Author: Lars Lysdahl, Senior Project Manager, Rystad Energy
Publisher: Offshore Magazine
Gulf of Mexico investments halved from the 2014 peak to 2016 following the oil price collapse, as volumes from OPEC and shale & tight oil flooded the market. The collapse also took its toll on the shale industry; rig counts plummeted and profits nosedived. Now that cost levels in the shale industry have adjusted to the new price regime, we are witnessing operators accelerating drilling efforts and the dawn of a new boom. The same effect is about to emerge offshore; cost reductions, standardization and simplification measures entail attractive breakeven prices, and we see indications of increased willingness to invest down the line.
Make no mistake; shale & tight oil will draw most of the investments and production growth going forward. In fact, we forecast production from US shale & tight oil to double from around five million barrels per day in 2017, to a remarkable ten million barrels per day by 2022. Despite this growth from shale, and despite assuming two million barrels per day of incremental production from OPEC, we see room for offshore oil to fill the gap and meet the growing demand.
There are already signs of activity picking up in the Gulf of Mexico. BP and Shell recently took final investment decisions on developing Mad Dog Phase 2 and Kaikias. Next year we expect Shell to greenlight the Vito project and Anadarko to go ahead with the Shenandoah and Phobos fields. In addition, there are ongoing qualification rounds and study work on numerous fields such as Cobalt’s North Platte and Chevron’s Anchor developments. On the exploration side, the deepwater auction in Mexico has received great interest from foreign oil companies and we therefore expect activity to rise from 2019.

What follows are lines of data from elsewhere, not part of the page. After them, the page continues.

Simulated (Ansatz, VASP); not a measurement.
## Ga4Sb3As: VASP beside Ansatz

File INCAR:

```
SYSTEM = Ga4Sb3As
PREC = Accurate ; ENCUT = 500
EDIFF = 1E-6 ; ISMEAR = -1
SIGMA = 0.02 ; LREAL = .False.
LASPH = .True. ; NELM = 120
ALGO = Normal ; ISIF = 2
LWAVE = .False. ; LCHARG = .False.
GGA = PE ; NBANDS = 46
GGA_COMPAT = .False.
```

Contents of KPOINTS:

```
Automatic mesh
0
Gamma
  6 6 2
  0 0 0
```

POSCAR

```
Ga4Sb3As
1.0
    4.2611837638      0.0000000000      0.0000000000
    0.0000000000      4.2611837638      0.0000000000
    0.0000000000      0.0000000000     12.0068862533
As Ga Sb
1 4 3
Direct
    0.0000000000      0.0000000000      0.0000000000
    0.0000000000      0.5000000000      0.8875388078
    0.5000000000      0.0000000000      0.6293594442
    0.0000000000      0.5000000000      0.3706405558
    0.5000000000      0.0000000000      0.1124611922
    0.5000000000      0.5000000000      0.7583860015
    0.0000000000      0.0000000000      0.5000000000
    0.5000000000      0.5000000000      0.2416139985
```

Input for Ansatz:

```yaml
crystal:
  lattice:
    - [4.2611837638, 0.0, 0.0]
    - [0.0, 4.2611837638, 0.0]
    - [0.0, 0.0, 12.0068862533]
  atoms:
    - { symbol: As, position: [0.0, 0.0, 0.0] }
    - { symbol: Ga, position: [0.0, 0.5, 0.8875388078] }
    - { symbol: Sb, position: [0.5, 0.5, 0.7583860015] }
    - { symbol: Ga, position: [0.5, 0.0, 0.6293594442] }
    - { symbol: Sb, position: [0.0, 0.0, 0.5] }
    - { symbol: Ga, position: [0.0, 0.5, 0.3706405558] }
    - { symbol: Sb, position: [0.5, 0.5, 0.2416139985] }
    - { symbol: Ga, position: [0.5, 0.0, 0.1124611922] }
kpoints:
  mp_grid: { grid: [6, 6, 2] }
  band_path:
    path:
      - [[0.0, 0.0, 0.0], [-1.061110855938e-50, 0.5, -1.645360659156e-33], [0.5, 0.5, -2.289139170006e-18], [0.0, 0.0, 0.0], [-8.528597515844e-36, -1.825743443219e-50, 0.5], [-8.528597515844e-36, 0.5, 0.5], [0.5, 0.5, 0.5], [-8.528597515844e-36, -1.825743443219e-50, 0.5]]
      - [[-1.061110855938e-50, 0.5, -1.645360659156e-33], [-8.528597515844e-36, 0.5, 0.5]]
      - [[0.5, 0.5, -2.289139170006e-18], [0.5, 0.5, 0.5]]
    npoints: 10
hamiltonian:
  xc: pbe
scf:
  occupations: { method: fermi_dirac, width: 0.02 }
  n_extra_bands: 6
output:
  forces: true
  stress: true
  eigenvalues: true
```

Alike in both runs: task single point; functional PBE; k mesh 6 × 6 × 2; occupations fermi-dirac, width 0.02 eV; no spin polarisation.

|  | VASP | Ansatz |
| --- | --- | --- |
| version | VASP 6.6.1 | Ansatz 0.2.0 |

In the short term, outlooks are still dire due to operators wanting to secure positive cash flows before increasing investments. From 2019, however, as development and exploration activity picks up, a gradual recovery in investments seems inevitable. When analyzing sensitivities, we indicate a modest increase in investments over the next five years at 60 USD/bbl oil prices. When assuming oil prices at 80 USD/bbl or more, a new boom is likely.